Chao Huang, Ruohan Gao, J. M. F. Tsang, Jan Kurcius, Cagdas Bilen, Chenliang Xu, Anurag Kumar, Sanjeel Parekh

TL;DR

We address visually-guided acoustic highlighting by learning a mapping from poorly mixed audio and video context to a highlighted audio output. The proposed VisAH model combines a dual U-Net audio backbone with a latent highlighting transformer that fuses video and optional text captions via cross-attention to reweight audio sources. Training leverages free supervision from movies through a three-step muddy mix data generation process (separation, adjustment, remix) applied to the Condensed Movie Dataset, enabling realistic, varied inputs. Empirical results show VisAH outperforms baselines on waveform fidelity, semantic alignment, and audio-visual saliency, with subjective tests corroborating perceptual quality improvements. The work offers a scalable path to harmonize audio with visual narratives and points to further multimodal fusion and data-generation refinements as future directions.

Abstract

Recent years have seen a significant increase in video content creation and consumption. Crafting engaging content requires the careful curation of both visual and audio elements. While visual cue curation, through techniques like optimal viewpoint selection or post-editing, has been central to media production, its natural counterpart, audio, has not undergone equivalent advancements. This often results in a disconnect between visual and acoustic saliency. To bridge this gap, we introduce a novel task: visually-guided acoustic highlighting, which aims to transform audio to deliver appropriate highlighting effects guided by the accompanying video, ultimately creating a more harmonious audio-visual experience. We propose a flexible, transformer-based multimodal framework to solve this task. To train our model, we also introduce a new dataset -- the muddy mix dataset, leveraging the meticulous audio and video crafting found in movies, which provides a form of free supervision. We develop a pseudo-data generation process to simulate poorly mixed audio, mimicking real-world scenarios through a three-step process -- separation, adjustment, and remixing. Our approach consistently outperforms several baselines in both quantitative and subjective evaluation. We also systematically study the impact of different types of contextual guidance and difficulty levels of the dataset. Our project page is here: https://wikichao.github.io/VisAH/.

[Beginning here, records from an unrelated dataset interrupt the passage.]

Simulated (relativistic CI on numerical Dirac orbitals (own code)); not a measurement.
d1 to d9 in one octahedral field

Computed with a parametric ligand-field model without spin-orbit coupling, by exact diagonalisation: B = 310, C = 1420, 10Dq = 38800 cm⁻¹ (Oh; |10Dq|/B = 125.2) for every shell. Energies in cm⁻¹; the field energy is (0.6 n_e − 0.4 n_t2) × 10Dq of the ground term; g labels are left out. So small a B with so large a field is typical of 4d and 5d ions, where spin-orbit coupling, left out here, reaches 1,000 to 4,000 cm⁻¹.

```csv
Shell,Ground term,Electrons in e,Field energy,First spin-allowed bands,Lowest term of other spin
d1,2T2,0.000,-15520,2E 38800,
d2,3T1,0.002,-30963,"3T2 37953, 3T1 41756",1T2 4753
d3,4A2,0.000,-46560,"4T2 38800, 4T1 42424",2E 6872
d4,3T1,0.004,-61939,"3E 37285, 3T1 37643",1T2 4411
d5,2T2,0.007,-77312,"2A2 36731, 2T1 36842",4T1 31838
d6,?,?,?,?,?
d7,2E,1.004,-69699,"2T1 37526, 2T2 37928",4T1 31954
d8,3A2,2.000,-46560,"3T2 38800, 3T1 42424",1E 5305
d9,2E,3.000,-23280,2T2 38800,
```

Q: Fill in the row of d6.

Learning to Highlight Audio by Watching Movies

TL;DR

We address visually-guided acoustic highlighting by learning a mapping from poorly mixed audio and video context to a highlighted audio output. The proposed VisAH model combines a dual U-Net audio backbone with a latent highlighting transformer that fuses video and optional text captions via cross-attention to reweight audio sources. Training leverages free supervision from movies through a three-step muddy mix data generation process (separation, adjustment, remix) applied to the Condensed Movie Dataset, enabling realistic, varied inputs. Empirical results show VisAH outperforms baselines on waveform fidelity, semantic alignment, and audio-visual saliency, with subjective tests corroborating perceptual quality improvements. The work offers a scalable path to harmonize audio with visual narratives and points to further multimodal fusion and data-generation refinements as future directions.

Abstract

Recent years have seen a significant increase in video content creation and consumption. Crafting engaging content requires the careful curation of both visual and audio elements. While visual cue curation, through techniques like optimal viewpoint selection or post-editing, has been central to media production, its natural counterpart, audio, has not undergone equivalent advancements. This often results in a disconnect between visual and acoustic saliency. To bridge this gap, we introduce a novel task: visually-guided acoustic highlighting, which aims to transform audio to deliver appropriate highlighting effects guided by the accompanying video, ultimately creating a more harmonious audio-visual experience. We propose a flexible, transformer-based multimodal framework to solve this task. To train our model, we also introduce a new dataset -- the muddy mix dataset, leveraging the meticulous audio and video crafting found in movies, which provides a form of free supervision. We develop a pseudo-data generation process to simulate poorly mixed audio, mimicking real-world scenarios through a three-step process -- separation, adjustment, and remixing. Our approach consistently outperforms several baselines in both quantitative and subjective evaluation. We also systematically study the impact of different types of contextual guidance and difficulty levels of the dataset. Our project page is here: https://wikichao.github.io/VisAH/.
Paper Structure (26 sections, 6 equations, 12 figures, 4 tables)

This paper contains 26 sections, 6 equations, 12 figures, 4 tables.

Figures (12)

  • Figure 1: We propose a new task that aims to transform poorly mixed audio into a well-balanced mix using visual guidance. One of our key insights is to use well-curated audio-visual content from a movie database as free supervision to learn the appropriate highlighting effect for audio (L2H).
  • Figure 2: Overview of VisAH: (a) Our model takes a poorly mixed audio waveform as input and produces the highlighted audio using a dual U-Net architecture. For simplicity, skip connections are omitted in the illustration. (b) The latent highlighting transformer incorporates vision and text encoders to integrate temporal information, guiding the transformer decoder to transform audio features effectively.
  • Figure 3: We generate poorly mixed audio from the well-mixed movie audio through the following steps: 1) Separation: We separate the ground truth movie audio into individual tracks for speech, music, and sound effects, allowing for some imperfections in the separation process; 2) Adjustment: For each separated track, we apply either suppression or emphasis, with the intensity selected from three levels: [high, moderate, low]; 3) Remixing: Finally, we combine the adjusted tracks through simple addition to create the poorly mixed input audio.
  • Figure 4: We perform a qualitative comparison by visualizing the waveform and magnitude spectrograms of the highlighted audio results from different methods, along with the input and ground truth. Our method produces results that are closest to the movie GT. The orange box denotes suppressed snippets, and green box indicates highlighted snippets.
  • Figure 5: Subjective test: We ask users to rank the four methods based on audio-visual balance to evaluate acoustic highlighting.